Monday, January 19, 2004

BURKINA DEFENSE MINISTER SACKED -- TSVANGARAI TESTIFIES AT HIS TREASON TRIAL
Burkina Faso's defense minister has been sacked in murky circumstances. General Kouame Lougue was questioned last week by authorities in connection with a coup plot against the country's head of state, Blaise Campaoré. Gen. Lougue lost his job this most recent weekend. Lougue had until recently been viewed as a loyal supporter of the president. He helped to suppress a coup attempt against Campaore in 1999 and was appointed Defence Minister the following year. However, there has been a growing sense of malaise within the armed forces following the arrest of 16 officers and two civilians in connection with a coup plot that was discovered in September last year. One of the soldiers detained was officially said to have hanged himself in jail a few days after his arrest.

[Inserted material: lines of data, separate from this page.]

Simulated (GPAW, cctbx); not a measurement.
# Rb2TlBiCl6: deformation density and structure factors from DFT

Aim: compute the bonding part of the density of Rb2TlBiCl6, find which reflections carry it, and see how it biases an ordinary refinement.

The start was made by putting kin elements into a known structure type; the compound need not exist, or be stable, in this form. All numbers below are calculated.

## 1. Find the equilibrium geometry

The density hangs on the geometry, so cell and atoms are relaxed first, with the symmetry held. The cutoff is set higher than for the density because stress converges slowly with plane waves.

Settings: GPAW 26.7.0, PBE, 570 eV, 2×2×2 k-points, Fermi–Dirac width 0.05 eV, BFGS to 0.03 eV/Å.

Zimbabwean opposition leader Morgan Tsvangarai has finally testified at his own treason trial, some 11 months after the trial started. Mr Tsvangirai told a packed courtroom that he used to regard [the country's strongman Robert] Mugabe, who led the struggle against white minority rule, as a "liberation hero". The case against Mugabe's chief rival hinges on a grainy video tape made by Canadian political consultant Ari Ben Menashe in which Mr Tsvangirai allegedly discusses Mr Mugabe's "elimination", notes the BBC.

A feature by the British news outlet chronicles Mugabe's descent into dictatorship. The piece notes that despite Zimbabwe's ever mounting set of problems inflicted by the Harare regime, Mugabe is an extremely proud man. He will only step down when his "revolution" is complete. He says this means the redistribution of white-owned land but he also wants to hand-pick his successor, who must of course come from within the ranks of his Zanu-PF party. The reporter quoted a senior official from Mugabe's party who noted, the government's proposed constitution in February 2000 - which showed the strength of the opposition - had set back Mr Mugabe's retirement by several years. That defeat stirred him into action, transforming him from a relatively relaxed man contemplating his twilight years, into someone desperate to remain at any cost, even willing to destroy the country he had fought to liberate.